Originally Published by: National Review
By: Jack Crowe
In a Monday tweet, Senator Mike Lee of Utah lambasted his Republican colleague, Senator Tom Cotton of Arkansas, for spreading “fake news” about the bipartisan criminal-justice-reform bill currently making its way through Congress.
Cotton has maintained his opposition to the First Step Act — a sweeping package of criminal-justice reforms designed to reduce incarceration rates and recidivism — despite mounting bipartisan support. In defending his opposition on Twitter Monday, Cotton accused the bill’s proponents of trying to push it through Congress without allowing time for an adequate review of its contents.
In response, Lee, who supports the bill, accused Cotton of disseminating false information before mounting into a point-by-point rebuttal of the Arkansan’s arguments against it.
Cotton then fired back on Twitter, citing a section of the bill that expands the number of inmates eligible to receive so-called “good time” credits, which reward well-behaved inmates by reducing their sentences.
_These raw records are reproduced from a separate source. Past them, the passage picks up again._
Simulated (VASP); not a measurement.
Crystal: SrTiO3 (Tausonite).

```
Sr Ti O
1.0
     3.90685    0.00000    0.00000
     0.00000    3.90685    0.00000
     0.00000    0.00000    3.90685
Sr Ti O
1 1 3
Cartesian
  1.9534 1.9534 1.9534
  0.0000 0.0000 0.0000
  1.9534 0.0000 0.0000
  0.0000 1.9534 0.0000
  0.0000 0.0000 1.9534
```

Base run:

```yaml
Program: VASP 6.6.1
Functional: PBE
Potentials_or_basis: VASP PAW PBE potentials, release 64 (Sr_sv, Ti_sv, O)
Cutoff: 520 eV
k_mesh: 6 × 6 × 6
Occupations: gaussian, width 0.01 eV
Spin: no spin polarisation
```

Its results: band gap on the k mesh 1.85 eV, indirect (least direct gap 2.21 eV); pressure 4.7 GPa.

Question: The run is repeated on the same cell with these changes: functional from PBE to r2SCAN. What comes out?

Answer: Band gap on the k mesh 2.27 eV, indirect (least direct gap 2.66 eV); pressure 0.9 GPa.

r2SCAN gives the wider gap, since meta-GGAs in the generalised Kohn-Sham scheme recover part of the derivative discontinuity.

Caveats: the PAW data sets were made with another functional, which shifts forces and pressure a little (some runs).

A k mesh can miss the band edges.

In a statement provided to National Review, Lee’s spokesman Conn Carroll, emphasized that, while a greater number of inmates will be eligible for “good time” credits under the new bill, the Bureau of Prisons still ultimately decides when each inmate will be released based on their individual characteristics.
“Nothing in The First Step Act automatically grants inmates with time credits early release. Inmates can accrue credits if and only if the BOP deems them to be a low or minimal risk of recidivism,” Carroll said.
The heated exchange comes just days after President Trump announced his support for the legislation during a White House press conference. Trump was reportedly skeptical of the bill initially before relenting under pressure from his son-in-law, White House adviser Jared Kushner.